The early trading session in the FTSE fleetingly gave the bulls the hope that the equity index might be able to move into positive territory for the year.
European equity markets have benefited from the positive boost out of the Asian markets. Asian traders appeared nonplussed as debt rating agency Moody's again appeared to be playing catch-up with traders' thinking when it downgraded Chinese debt.
Considering the run that FTSE equities have enjoyed since the 12 February this mild sell-off will be taken in its stride, although tinged with disappointment that 6200 has proven to be too big a hurdle to clear at the first time of asking.
Better-than-expected ADP employment figures out of the US has failed to ignite optimists’ enthusiasm.

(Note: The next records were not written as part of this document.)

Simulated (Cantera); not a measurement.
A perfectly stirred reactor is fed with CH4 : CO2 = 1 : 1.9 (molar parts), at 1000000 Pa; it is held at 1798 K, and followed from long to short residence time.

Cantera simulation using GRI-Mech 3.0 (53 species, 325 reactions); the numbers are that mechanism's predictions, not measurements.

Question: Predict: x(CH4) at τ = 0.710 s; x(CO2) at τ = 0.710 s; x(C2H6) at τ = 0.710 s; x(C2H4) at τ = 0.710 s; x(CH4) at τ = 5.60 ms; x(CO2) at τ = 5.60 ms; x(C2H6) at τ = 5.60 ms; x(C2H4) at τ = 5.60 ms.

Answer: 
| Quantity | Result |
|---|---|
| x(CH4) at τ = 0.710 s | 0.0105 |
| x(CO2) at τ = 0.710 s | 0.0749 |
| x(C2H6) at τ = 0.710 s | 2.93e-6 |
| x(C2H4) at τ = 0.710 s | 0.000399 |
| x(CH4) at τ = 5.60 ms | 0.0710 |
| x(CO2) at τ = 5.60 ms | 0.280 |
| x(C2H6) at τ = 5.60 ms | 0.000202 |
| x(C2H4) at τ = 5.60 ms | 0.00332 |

Sterling has spent the day clawing back some of its lost strength against the dollar, bouncing back up to the $1.4060 region. This momentary burst of bullishness will no doubt have a short life.
BlackRock has joined in with the chorus of City firms warning of the Armageddon should the UK depart the safety of the EU, a message that might carry a little more weight with Middle England if it were to come from firms out of the City.
In conjunction with equity markets, oil prices have enjoyed a resilient few weeks rallying from their early February lows. Once again, the unmistakable correlation between the oil price and the equity markets has been clearly shown. Today’s oil inventories of 10.4 million barrels added to the estimated total of over 1 billion barrels of global inventories. As much as a cut from the producers would trigger a market move, at these levels it would take months to unwind the reserves already being held.